“When you draw near to a city to fight against it and you shall call to it to peace!” (Devarim 20:10)
It is a positive commandment that when fighting a city who we wish to conquer, which is called a voluntary war, that we should promise them that we will not kill them if they will make peace with us and become subservient to us. This means that they must pay taxes to our king and be under our control. If they refuse to make peace with us we are commanded to kill all of the adult males in the city, and to take captive all of the women and children and all the spoils.

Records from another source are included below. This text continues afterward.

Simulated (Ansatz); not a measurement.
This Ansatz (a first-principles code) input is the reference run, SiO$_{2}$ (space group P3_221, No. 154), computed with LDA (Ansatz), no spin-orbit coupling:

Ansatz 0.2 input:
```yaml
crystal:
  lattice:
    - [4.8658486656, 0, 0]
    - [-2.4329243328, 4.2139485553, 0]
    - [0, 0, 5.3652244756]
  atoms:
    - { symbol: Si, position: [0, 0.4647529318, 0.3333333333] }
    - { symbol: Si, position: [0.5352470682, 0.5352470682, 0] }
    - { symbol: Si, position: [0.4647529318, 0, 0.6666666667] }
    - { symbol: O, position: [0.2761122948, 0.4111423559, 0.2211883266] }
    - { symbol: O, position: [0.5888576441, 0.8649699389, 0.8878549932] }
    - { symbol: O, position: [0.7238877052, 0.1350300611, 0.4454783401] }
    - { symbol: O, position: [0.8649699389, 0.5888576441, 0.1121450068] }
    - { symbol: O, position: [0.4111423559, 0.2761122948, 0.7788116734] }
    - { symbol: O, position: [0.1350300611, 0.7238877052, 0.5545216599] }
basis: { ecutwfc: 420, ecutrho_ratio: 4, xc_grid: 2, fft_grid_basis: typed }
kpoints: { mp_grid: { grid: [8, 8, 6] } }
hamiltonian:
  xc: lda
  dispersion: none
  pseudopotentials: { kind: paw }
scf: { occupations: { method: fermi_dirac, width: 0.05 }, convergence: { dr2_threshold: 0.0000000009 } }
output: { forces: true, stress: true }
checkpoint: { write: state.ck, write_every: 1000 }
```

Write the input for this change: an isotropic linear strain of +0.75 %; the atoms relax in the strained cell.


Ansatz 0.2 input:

Amongst the roots of this commandment are that since the trait of mercy is a good trait, we, as holy people, should conduct ourselves with this trait in all of its aspects whenever we can, even with idol-worshipping enemies. There is also a purpose in this so that our king should have people who are subservient to him and pay him taxes and when necessary can perform his service when necessary without having to spend any money. Killing enemies, on the other hand, has no point, since they want to be subservient to us. Instead, we are showing ourselves to be sadistic and wasteful.
Amongst the laws of this commandment are that one should offer peace in all battles, be they obligatory or voluntary. An obligatory war includes those against Amalek and the seven nations. About all of these it says that if they make peace with us, (by accepting taxes and subservience) and they undertake to keep the seven Noachide commandments, that we may not kill any of them and they will be subservient to us and pay us tax. If, on the other hand, they do not make peace, there is a distinction between obligatory and voluntary wars, in that in an obligatory war we must kill all of them, whereas in a voluntary war we kill only the males. Another distinction is that in a voluntary war when besieging a city one leaves one side open so that they can escape from there, whereas in a war against the seven nations we surround them on all sides. Nevertheless, we inform them first that if they would like to leave the city and go away, they have the right to do so. This commandment applies when Klal Yisrael are in their land, to men who are able to fight, and it is one of those commandments incumbent on the general public and especially on the king and leaders.